Confronting Happiness in ‘newyou’

Editor’s note: This article was initially published in The Daily Gazette, Swarthmore’s online, daily newspaper founded in Fall 1996. As of Fall 2018, the DG has merged with The Phoenix. See the about page to read more about the DG.

“Today is John’s Birthday and John is very happy.”

How happy John really is will be the premise of “newyou,” the Johannes Wieland company performance tonight at 8 on LPAC Mainstage. The performance, in the tanztheater tradition, fuses dance and theater and directly challenges the audience to participate with questions about how happiness and lies are entangled.

The critically acclaimed Johannes Wieland company of New York is named for its founding artistic director, who serves as resident choreographer for the state theater in Germany. Dubbed one of Dance Magazine’s “25 to Watch,” the company has met with positive attention since its sold-out premier in 2002.

Through what the company refers to as “architecturally driven understanding of bodies, movement and space,” the group’s multidisciplinary and highly interactive approach pushes the audience to ask questions about issues related to home, family, and in this particular performance, happiness.

The performance, a Cooper Event, preceded by a lecture and master class (both given on Thursday, February 26) marks the first performance of the Johannes Wieland company on campus. However, as Kathy Watts, who wrote the proposal to bring the group here, notes, Wieland is not unconnected to the Dance Department at Swarthmore.

“The department is familiar with Johannes,” she explains. “He attends the international dance conference in Poland that many of our students and teachers have been to… Sharon Freidler, Sally Hess, Jon Sherman, have all been aware of his presence and when I told them I’d like to bring him, they were all on board.” In addition, Watts points out that the performance’s lighting designer, James Clotfelter, has worked in Philadelphia with ‘Pig Iron Theatre Company.’

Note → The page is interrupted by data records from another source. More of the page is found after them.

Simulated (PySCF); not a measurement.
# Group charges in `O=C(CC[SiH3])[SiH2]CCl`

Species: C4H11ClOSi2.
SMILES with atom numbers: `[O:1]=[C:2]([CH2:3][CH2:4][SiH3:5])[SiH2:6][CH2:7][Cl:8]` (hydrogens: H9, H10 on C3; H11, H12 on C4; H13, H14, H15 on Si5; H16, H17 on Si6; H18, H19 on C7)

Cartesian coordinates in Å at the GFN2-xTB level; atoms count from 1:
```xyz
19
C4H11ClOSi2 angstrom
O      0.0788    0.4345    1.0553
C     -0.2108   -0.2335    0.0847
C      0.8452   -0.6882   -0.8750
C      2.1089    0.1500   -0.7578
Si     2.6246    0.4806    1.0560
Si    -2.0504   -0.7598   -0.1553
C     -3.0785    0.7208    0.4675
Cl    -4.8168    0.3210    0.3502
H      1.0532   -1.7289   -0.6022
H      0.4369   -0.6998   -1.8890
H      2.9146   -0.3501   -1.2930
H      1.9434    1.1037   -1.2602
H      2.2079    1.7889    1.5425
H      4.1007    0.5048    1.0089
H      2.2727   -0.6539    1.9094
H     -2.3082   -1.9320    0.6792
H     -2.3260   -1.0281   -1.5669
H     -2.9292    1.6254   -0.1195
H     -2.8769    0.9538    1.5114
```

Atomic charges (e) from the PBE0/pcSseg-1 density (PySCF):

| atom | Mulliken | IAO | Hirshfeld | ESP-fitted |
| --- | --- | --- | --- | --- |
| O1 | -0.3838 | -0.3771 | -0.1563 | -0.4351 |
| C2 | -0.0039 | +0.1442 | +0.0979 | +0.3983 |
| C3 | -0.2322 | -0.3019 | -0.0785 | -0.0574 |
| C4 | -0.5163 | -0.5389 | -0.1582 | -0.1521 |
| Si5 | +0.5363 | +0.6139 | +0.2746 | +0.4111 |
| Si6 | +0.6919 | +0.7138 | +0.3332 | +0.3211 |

Watts particularly wanted to bring Johannes Wieland to Swarthmore to expose the campus to “his innovative approach to performance art,” having seen the company’s “progressive coma” in 2006 as well as the state theater perform in Kassel, Germany the following year.

In contrasting the two companies, a primary difference Wieland noted was scale. The New York company is a smaller, not-for-profit group of “dedicated… artists who want to work and perform,” and the German state theater is a larger (seventeen to twenty people) international company. In either case, Watts notes how important collaboration is to Wieland’s choreography.

“He’s very interested in how to interpret what [the dancers] want to express… I know on one of the movement studies in Germany they needed to think of very important life memories and had to create their own stories about these and then these memories get incorporated in the performance.”

Watts was particularly struck by the combination of challenging subjects and range of physicality, “It’s not a ‘sit down and feel good about nice movements’ performance but I can tell you that these dancers are amazing. You have these highly skilled dancers moving in and out of pedestrian movements, walking and dancing…”

“newyou” in particular Watts notes, “is a mind game, but it’s done very well and the movement and the acting are very exciting.”